On 6/21/23 00:41, Richard Biener wrote:
I thought during the introduction of erroneous path isolation that we
concluded stores, calls and such had observable side effects that must be
preserved, even when we hit a block that leads to __builtin_unreachable.
Indeed, I remember we repeatedly hit this in the past. But
double-checking I see that we instrument
if (x)
*(int *)0 = 0;
as
<bb 2> [local count: 1073741824]:
if (x_2(D) != 0)
goto <bb 3>; [50.00%]
else
goto <bb 4>; [50.00%]
<bb 3> [local count: 536870913]:
MEM[(int *)0B] ={v} 0;
__builtin_trap ();
path isolation doesn't seem to use __builtin_unreachable (). I did
not add __builtin_trap () as possible sink (but I did want to treat
__builtin_unreachable () and __builtin_unreachable_trap () the same
way). The pass also marks the offending store as volatile.
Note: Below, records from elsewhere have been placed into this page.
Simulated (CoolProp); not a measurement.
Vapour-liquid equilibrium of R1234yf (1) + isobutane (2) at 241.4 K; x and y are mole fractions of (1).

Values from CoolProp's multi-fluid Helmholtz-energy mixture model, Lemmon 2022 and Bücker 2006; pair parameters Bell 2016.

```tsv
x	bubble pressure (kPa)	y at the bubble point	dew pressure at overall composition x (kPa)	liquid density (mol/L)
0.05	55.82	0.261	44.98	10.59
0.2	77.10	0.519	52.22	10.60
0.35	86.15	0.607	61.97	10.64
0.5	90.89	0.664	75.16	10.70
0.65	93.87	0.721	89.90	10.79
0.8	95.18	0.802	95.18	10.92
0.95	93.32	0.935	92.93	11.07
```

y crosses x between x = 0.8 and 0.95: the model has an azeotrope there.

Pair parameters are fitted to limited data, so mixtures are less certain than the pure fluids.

Nuts. I mixed up trap vs unreachable in my own head. Though I think
for the purposes of this issue they should be treated the same. The
only difference is one actively halts the code, the other silently lets
it keep going.
So yes, I think preserving the original trap kind (if there is any)
is important and it still seems to work. I don't remember whether
we have any test coverage for that though. I'll also note that
__builtin_trap () has virtual operands (def and use) while
__builtin_unreachable[_trap] () are 'const'. Honza correctly
says they should probably be novops instead of 'const' preserving
the fact that they have side-effects.
If we have test coverage it's probably minimal -- a few things to
validate proper behavior around builtin_trap plus whatever regressions
came up.
I think it's desirable for assertions. Since we elide plain
__builtin_unreachable () and fall thru whereever it leads that
shouldn't be an issue.
If I manually add a __builtin_unreachable () to the above case
I see the *(int *)0 = 0; store DSEd. Maybe we should avoid
removing stores that might trap here? POSIX wise such a trap
could be a way to jump out of the path leading to unreachable ()
via siglongjmp ...
Yea, removing the store seemswrong . As you note, someone could have a
handler to catch the store, then longjump elsewhere to continue some
kind of sensible execution.
The erroneous path isolation bits have some code to try and clean up the
bogus path a bit. Ideally leaving a single statement with undefined
beahvior and the trap. I wonder if there's any code you could re-use
from that effort.
Essentially a mini pass that cleans up paths post-dominated by a
builtin_unreachable or builtin_trap.